I’m not happy about it, but I am learning to come to terms with it.
I’m talking about those of us in our 20s and 30s, otherwise known as Generation Y
We’re said to be fickle, flaky, and frivolous. People say we’re privileged and often averse to hard work. And we have a difficult time with commitment; when we say yes to one thing (or to one person) it means we have to say no to everything else.
I grew up in a middle class home in Canada with two loving parents. My parents were frugal, but I was denied no basic opportunity. I played sports, went to summer camp, and traveled the world. My parents helped me pay for university, and after I graduated, I moved back in with them in good millennial fashion.

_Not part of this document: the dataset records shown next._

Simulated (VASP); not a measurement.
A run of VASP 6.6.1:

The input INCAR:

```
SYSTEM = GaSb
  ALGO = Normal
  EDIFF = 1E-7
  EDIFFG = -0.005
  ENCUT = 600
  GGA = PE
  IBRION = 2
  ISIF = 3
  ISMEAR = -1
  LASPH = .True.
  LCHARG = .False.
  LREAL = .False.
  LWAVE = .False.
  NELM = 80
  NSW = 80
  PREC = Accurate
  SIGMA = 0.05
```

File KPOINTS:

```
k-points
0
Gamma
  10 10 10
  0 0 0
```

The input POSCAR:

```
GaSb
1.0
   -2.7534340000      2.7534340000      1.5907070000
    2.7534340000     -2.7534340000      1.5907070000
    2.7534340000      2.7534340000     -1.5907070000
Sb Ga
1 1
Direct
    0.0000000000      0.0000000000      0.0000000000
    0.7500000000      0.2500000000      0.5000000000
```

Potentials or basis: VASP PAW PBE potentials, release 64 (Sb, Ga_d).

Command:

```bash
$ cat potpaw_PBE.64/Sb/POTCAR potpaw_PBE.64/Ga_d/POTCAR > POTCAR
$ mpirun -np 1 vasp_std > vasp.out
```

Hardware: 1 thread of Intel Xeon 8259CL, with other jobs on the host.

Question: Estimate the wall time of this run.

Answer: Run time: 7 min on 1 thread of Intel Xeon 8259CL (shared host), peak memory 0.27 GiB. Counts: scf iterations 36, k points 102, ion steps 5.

I have no doubt I am better because of these opportunities, but there’s no denying it: I am a millennial.
I am 29, I have two Masters degrees, one in science, one in theology, and I have yet to settle on a career. This has not been from a lack of effort though (at least that’s what I tell myself); I have knocked on many doors, just none of them have opened.
This doesn’t mean I haven’t walked through any doors — I have a wife of three years and we’re currently living in rural Uganda, which I think decreases my millennial score — I just have a hard time walking through some.
There are a number of reasons for this that we often hear about: increased competition, unrealistic expectations, etc. But I am convinced the most important reason is the need for choice.
We want the ability to say no, even though we paradoxically don’t want the responsibility that comes with saying yes.
Living in Uganda has made this all too clear. My wife and I don’t have any kids but we live in a country with one of the highest birth rates in the world. One mother in our village has 18 kids. 18! And that doesn’t even take into account the husbands who have multiple wives.
We are often confronted by older women who point to me (sometimes below the belt), then turn to my wife and ask, “Does it work?” We side-step this question (for obvious reasons), and usually say we aren’t ready to have kids.
It’s a satisfying answer for ourselves, but not for anyone who isn’t a millennial (like Africans or parents). “What do you mean you aren’t ready for kids [insert career, marriage, mortgage, etc.]? When will you be ready?” My usual reply? “I don’t know, just not yet.”
This may be a privileged, entitled, or even a flaky response that perhaps even deserves a good kick in the butt, but it’s not necessarily a bad response. It doesn’t deserve the contempt that many people, including myself, often lob towards “those lazy millennials.”
In fact, it’s similar to something a well-known writer once said, who himself wasn’t a millennial but who very well could’ve been:
“What does man gain from all his labor at which he toils under the sun? Generations come and generations go, but the earth remains forever…. I undertook great projects: I built houses for myself and planted vineyards. I made gardens and parks and planted all kinds of fruit trees in them. I made reservoirs to water groves of flourishing trees…. Yet when I surveyed all that my hands had done and what I had toiled to achieve, everything was meaningless, a chasing after the wind; nothing was gained under the sun.”
King Solomon, the privileged son of King David, wrote this in the book of Ecclesiastes. Solomon, who is said to be the wisest man who has ever lived (even though he curiously did many unwise things, like have 1,000 wives and concubines), asks the question so many of us ask: where is meaning in life? Solomon mockingly responded by declaring that everything is meaningless. He understood, as with many millennials, that the fruits of privilege and labour are not enough to nourish life.
Another would-be millennial, the well-known American naturalist romantic Henry David Thoreau, echoes this sentiment:
“[M]en labor under a mistake. The better part of the man is soon ploughed into the soil for compost. By a seeming fate, commonly called necessity, they are employed, as it says in an old book, laying up treasures which moth and rust will corrupt and thieves break through and steal. It is a fool’s life, as they will find when they get to the end of it, if not before.”
I can’t help but think there is a certain amount of wisdom in the millennial approach to life. It‘s incomplete wisdom — I will be the first to tell you that — but it’s not misdirected wisdom.
As millennials, we ask why, not how. These why-questions always get people into trouble — they are a hotbed for existential or institutional angst — but they are also some of the most important questions to ask.
We search for what is good, not what is profitable. We’ve seen the fruits of profit and have deemed them lacking.
If millennials fail to understand that work and commitment are essential parts of life, it’s not merely because of our own fickleness — although it’s not always in short supply — it’s because previous generations have failed to provide a compelling narrative that can capture our hearts and imaginations.
So millennials are forced to construct one for themselves. But it’s too heavy for any one individual, which is why many millennials are crushed by the weight of their own expectations.
Millennials certainly don’t get it right most of the time. But at least we’re searching.